Gavin Newsom’s legal attack on President Trump’s National Guard deployment in Los Angeles has tripped over its own feet.
The Daily Caller reported that Newsom tried to block federal troops sent to quell riots, but his case is crumbling faster than a San Francisco sidewalk. A district court’s bold ruling against Trump now hangs by a thread, with the Ninth Circuit stepping in to keep the Guard on duty.
Newsom’s lawsuit targeted Trump’s order to deploy the National Guard to restore order in Los Angeles amid widespread unrest.
Last Thursday, Judge Charles Breyer, a Clinton appointee, issued a 36-page decision declaring Trump’s move illegal, citing overstepped authority and a Tenth Amendment violation. The Ninth Circuit quickly paused Breyer’s ruling, ensuring troops stay put until at least June 17, 2025, when the next hearing looms.
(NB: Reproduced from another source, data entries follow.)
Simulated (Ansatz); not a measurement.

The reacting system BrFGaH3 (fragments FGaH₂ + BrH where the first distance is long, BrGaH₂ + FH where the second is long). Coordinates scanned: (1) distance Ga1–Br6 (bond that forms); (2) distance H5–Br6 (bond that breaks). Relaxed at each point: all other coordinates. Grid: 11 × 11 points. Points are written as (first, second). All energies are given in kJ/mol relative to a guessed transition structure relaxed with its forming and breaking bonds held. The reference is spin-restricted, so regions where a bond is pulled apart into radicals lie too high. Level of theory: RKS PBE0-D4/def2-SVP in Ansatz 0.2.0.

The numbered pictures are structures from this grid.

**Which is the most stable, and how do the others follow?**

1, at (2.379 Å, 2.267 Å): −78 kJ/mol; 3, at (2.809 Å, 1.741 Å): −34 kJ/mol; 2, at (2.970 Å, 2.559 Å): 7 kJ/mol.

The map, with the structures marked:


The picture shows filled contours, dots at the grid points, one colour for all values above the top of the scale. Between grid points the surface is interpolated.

Trump leaned on a federal statute allowing the president to federalize the National Guard during rebellions or foreign threats.
Breyer, playing armchair general, defined the statute’s vague terms himself and ruled Trump missed the mark. Legal scholars are already rolling their eyes at the judge’s overreach.
“I think the court reached out to decide some novel and complex constitutional questions,” said Josh Blackman, a law professor at South Texas College of Law Houston. That’s a polite way of saying Breyer’s ruling is a legal house of cards. The Supreme Court, which has never tackled these issues, is likely to swat this down.
Breyer argued Trump’s notification to Newsom was insufficient, despite multiple phone calls and orders routed through California’s National Guard commander.
Joseph Moreno, a former federal prosecutor, called this nitpicking “harmless error.” He’s right—bureaucratic box-checking shouldn’t undo a president’s call to action.
“Even if you buy the argument that the process was not followed precisely, it is a harmless error,” Moreno told the Daily Caller News Foundation. Splitting hairs over paperwork while Los Angeles burns is peak progressive posturing. The Constitution doesn’t mandate a PowerPoint presentation before deploying troops.
Moreno didn’t stop there, slamming Breyer’s hubris: “An unelected federal judge sitting in San Francisco asserting he can second-guess the military decisions of the Commander in Chief.” That’s a zinger that hits home—judges aren’t elected to play four-star general. Expect Breyer’s ruling to crash and burn on appeal.
Harvard law professor Jack Goldsmith called the opinion “slapdash” in a Substack post. He criticized Breyer’s selective definition of “rebellion” and lack of deference to Trump’s authority. When even Harvard’s finest are dunking on you, it’s time to rethink your strategy.
“I was not persuaded by the judge’s second-guessing of the president,” Goldsmith added. Breyer’s attempt to micromanage the White House from a San Francisco bench is the kind of judicial overreach conservatives have long warned about. It’s less law than activism in robes.
The Ninth Circuit’s pause means National Guard troops remain in Los Angeles, with a hearing set for June 17, 2025.
Meanwhile, U.S. Army Maj. Gen. Scott M. Sherman confirmed on June 13, 2025, that hundreds of Marines have also been deployed to the city, per The New York Times. Trump’s not backing down, and neither are the boots on the ground.
Newsom’s lawsuit, while bold, seems destined for the legal dumpster. Breyer’s ruling lacks the constitutional heft to survive higher scrutiny, and the Ninth Circuit’s swift intervention signals skepticism. California’s governor might want to focus on his state’s problems instead of picking fights he can’t win.
Jonathan Turley, a George Washington University law professor, noted on X that Trump has plenty of authority to send federal personnel to protect government assets. “The Administration will be able to maintain a significant force on the ground,” Turley wrote. Newsom’s grandstanding won’t change that reality.
Breyer’s claim that Trump violated the Tenth Amendment by federalizing the Guard is a stretch that won’t stick.
The federal statute Trump invoked is deliberately broad, giving the president leeway to act decisively. Newsom’s attempt to paint this as a states’ rights issue feels more like politics than principle.